Cable man's alleged abductor ordered to get mental exam

June 10, 2008
Staff Writer

The cable TV war in Tennessee has reached new heights.

But it's not the competitors waging this battle — it's a customer. His name is John Weatherly, and he has been accused of kidnapping a Comcast technician during a service call in March 2007.

Weatherly had called the cable company for service at his Graylynn Drive home.

Unhappy with the service, the door was deadbolted and the technician was not allowed to leave the house until he fixed the TV, according to a police affidavit. Weatherly also threatened the cable guy with his German shepherd, according to the report.

On Monday, Weatherly, 60, was in general sessions court, where a mental evaluation was ordered. His case was continued to Aug. 28. He is charged with kidnapping and resisting arrest.

"I was the laughingstock when I went to jail for one day," Weatherly said. "I had never been in trouble, and I can't believe this is still going on."

Weatherly's predicament is a microcosm of tired consumers displeased with the cable giant's service, said Bob Moneyham, of Nassau County, Fla., who started a Web site, ComcastS**, after his own miserable experience.

"Companies need to know people are mad, and they should be told," Moneyhan said. "They are not doing right by people.

"I'm not surprised by this man's reaction — if that is the case. We all feel that way at least once in a while. People have a lot more restraint than what society gives them credit for."

Comcast cooperates

In Weatherly's case, he says he never kidnapped the technician and he never threatened him with his dog. He admits to being angry and dissatisfied.
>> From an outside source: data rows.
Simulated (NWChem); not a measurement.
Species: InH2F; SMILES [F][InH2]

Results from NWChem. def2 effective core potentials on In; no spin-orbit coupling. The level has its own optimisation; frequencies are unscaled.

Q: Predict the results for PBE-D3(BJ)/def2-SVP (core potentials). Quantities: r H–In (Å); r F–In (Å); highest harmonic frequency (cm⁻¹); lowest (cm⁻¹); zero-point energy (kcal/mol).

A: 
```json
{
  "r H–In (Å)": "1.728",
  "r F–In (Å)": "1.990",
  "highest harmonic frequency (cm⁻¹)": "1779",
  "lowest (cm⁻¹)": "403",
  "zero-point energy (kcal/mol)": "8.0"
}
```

"After you pay a monthly fee you expect some service," he said. "But why would I kidnap the cable guy? I was polite to him and told him to leave. The TV was under warranty."

Because it's a pending police matter, Comcast's policy is not to comment, said Terri Weldon, a spokeswoman. "We cooperated fully with the police, and the report should relate everything that happened," Weldon said.

When asked about disgruntled customers who spawned several opposing Web sites, Weldon said customer service is Comcast's top priority.

Weatherly's version of events differs from the affidavits. The technician arrived several days after he logged the complaint, Weatherly said. The Donelson retiree had complained that his new Sony TV had no picture.

Weatherly said the technician dismantled his surround sound system and didn't fix it. Unhappy with what happened, Weatherly said, he told him to leave it as it was because the TV was under warranty.